Strange Cognos TM1 9.5 activity

Post Reply
craigparris1
Posts: 12
Joined: Mon Feb 27, 2012 12:05 am
OLAP Product: TM1
Version: 9.1 SP2
Excel Version: 2007

Strange Cognos TM1 9.5 activity

Post by craigparris1 »

Hi guys,

I'm wondering if anyone has experienced a similar issue to what I'm seeing, or can give me a pointer on what the cause might be. We've recently built a couple of new Cognos Express 9.5 servers (both with Windows 2008 Server R2 as the OS), to migrate a TM1 9.1 installation. One server was built first as a stand-alone server, then a second one was subsequently built in our virtual environment (in a data centre). Originally, I was seeing the issue on the VM server, so thought this might have something to do with it (the virtualisation), but then I experienced the issue on the stand-alone server also, so it appears to be particular to the 9.5 version (or so I'm guessing). The issue presented itself slightly differently on the two servers, which is why it's confusing me even more.

For the migration of the TM1 data, I just picked up the old data directory from the TM1 9.1 server and copied over to the new server, changed relevant settings in the .ini and .cfg files, then configured a new "tm1sd.exe" service instance on the new server(s). So, there's no changes to the cubes or rules or anything - there just exactly as they were under 9.1. (the primary reason we want to move to 9.5 is that our current TM1 9.1 environment is a little unstable and running on quite old hardware)

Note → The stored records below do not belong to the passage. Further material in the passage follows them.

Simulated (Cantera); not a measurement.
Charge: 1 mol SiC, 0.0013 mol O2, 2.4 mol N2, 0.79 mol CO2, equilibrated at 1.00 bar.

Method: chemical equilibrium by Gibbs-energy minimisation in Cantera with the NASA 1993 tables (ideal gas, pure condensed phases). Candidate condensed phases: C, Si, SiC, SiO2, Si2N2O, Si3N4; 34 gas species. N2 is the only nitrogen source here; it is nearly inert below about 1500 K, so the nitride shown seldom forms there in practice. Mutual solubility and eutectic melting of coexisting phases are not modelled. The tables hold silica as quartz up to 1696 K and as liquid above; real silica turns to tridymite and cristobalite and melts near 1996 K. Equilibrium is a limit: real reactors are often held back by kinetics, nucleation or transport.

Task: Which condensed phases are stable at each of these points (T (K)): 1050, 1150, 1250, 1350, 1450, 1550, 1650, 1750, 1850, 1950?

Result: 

Now, the issue is this - if I open a particular cube (that has a default view) on one of the servers (using "Architect"), it opens just fine (within a couple of seconds). If I then open a different cube (which doesn't have a default view), the cube viewer opens; then I select a view, that view opens OK (again, within a couple of seconds). Then if I switch to a different view, suddenly the CPU usage for the "tm1sd.exe" process shoots up to 99% and stays there for like 10 minutes. The cube viewer shows a little window that says "Building cube view..." (with a "Stop Building View" button). Once the CPU usage drops back to zero for "tm1sd.exe" then the data loads up in the cube viewer. Now, this happens for one particular view on the virtualised servers, but the other views on other cubes are OK. I saw the problem first on the virtualised server, but couldn't replicate it on the stand-alone server, so I thought perhaps it was an issue with the virtualised server. However, I then did some testing with the Xcelerator client on other machines, and noticed that from one machine in particular - when connecting to the virtualised server - it caused the high CPU usage for one of the "good" views .... none of the other clients caused the issue, only one in particular.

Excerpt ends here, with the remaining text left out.